How to Hire the Right Mobile App Developer

by Tim Parker

3 min read

Having a high-quality website is important, but it’s no longer sufficient for building a viable online presence. In order to attract the nation’s growing number of smartphone users, your small business needs a mobile app, too.

Your software can be as simple as a mobile version of your site packaged as an app or as robust as a fully functioning, independent experience that enhances your brand. Whichever route you take, you will likely need a mobile app developer.

Here’s what to look for to make sure you choose the right one.

1. Strong portfolio — If you were hiring an interior decorator, you would ask to see pictures of spaces they’d designed in the past. Before having any in-depth conversations with an app developer, look at their portfolio. It should include demos of multiple apps with a “wow” factor. If they ask you to buy their apps to see samples of their work, walk away.

2. Impressive client list — You may not be able to afford a developer who works with Fortune 500 companies (although you should still inquire), but whoever you choose should have a client list that includes small and large businesses in your industry. If a developer doesn’t have a working knowledge of your industry, you’ll have to educate them, which takes a lot of time and is unlikely to yield the results you expect.
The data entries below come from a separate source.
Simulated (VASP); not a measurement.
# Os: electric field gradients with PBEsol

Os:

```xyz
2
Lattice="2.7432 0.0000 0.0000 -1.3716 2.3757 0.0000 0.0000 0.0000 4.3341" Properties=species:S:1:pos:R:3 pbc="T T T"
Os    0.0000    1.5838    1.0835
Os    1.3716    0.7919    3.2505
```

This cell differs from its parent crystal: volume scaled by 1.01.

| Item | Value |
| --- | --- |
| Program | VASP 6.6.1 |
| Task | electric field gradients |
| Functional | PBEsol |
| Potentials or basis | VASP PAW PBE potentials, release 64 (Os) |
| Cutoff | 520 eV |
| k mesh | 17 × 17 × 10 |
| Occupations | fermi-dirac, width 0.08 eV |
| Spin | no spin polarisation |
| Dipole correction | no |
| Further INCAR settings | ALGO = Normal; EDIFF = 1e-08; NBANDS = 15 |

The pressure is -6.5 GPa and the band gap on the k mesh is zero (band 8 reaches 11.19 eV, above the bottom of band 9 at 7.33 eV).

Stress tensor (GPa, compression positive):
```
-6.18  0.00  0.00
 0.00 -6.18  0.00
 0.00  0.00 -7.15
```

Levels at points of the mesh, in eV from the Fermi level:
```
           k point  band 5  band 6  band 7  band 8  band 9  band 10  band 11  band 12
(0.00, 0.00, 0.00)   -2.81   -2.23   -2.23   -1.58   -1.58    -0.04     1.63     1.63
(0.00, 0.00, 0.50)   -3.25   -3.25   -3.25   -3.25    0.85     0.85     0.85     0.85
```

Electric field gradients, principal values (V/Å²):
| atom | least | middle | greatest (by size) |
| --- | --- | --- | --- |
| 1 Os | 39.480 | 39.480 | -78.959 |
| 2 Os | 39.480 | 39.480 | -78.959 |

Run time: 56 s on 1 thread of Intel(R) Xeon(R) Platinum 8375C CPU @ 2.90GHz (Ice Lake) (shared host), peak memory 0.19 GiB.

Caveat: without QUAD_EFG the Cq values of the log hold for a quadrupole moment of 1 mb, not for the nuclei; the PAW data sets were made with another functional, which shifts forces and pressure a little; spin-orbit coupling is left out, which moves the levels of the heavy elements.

3. Clear, fair payment terms — You can pay a flat or an hourly fee. To keep the budget under control, a flat fee is best. Some developers ask for the entire fee upfront; others ask for a deposit, with the balance due upon the app’s completion. Avoid paying the entire fee upfront. Consider negotiating milestones where the entire fee isn’t paid until the app is available in the appropriate online store(s).

4. Understanding of monetization — If your goal is to generate revenue from your app, you want a developer who understands in-app purchasing, paid subscriptions, and mobile display ads. If you aim to sell the app, the developer should be able to provide data-driven input as to how much you should charge for it.

5. Expertise — Apple’s iOS7, due this fall, will add at least 1,500 new APIs to its current library of more than 1,000. Think of an API as a feature that is available to the developer to work into your app. Having in-depth knowledge of all of the available features isn’t necessary, but the developer should be able to create an app that is distinct from those of your competitors. Naturally, you’ll want a developer who can build for every operating system — especially iOS and Android — you want to support.

6. Debugging system — All new software has glitches, which developers call “bugs.” Ask your potential partner what their system for debugging your app will be. Will they provide copies to you and others for use before the release? Do they have colleagues willing to test it? When a bug is found, how long will it take to fix it? Do they place limitations on how many changes you can make? The strongest candidate will fix bugs quickly and limitlessly when the problems stem from their work. It is reasonable for the developer to set a time limit on how long they will provide tech support for issues that you or other users create.

7. Distribution — Once you approve the final version of the app, the developer should submit it to the appropriate online stores, like Apple’s App Store and Google Play. Submission is a multistep process that the developer should already have experience navigating and which should be included in your contract.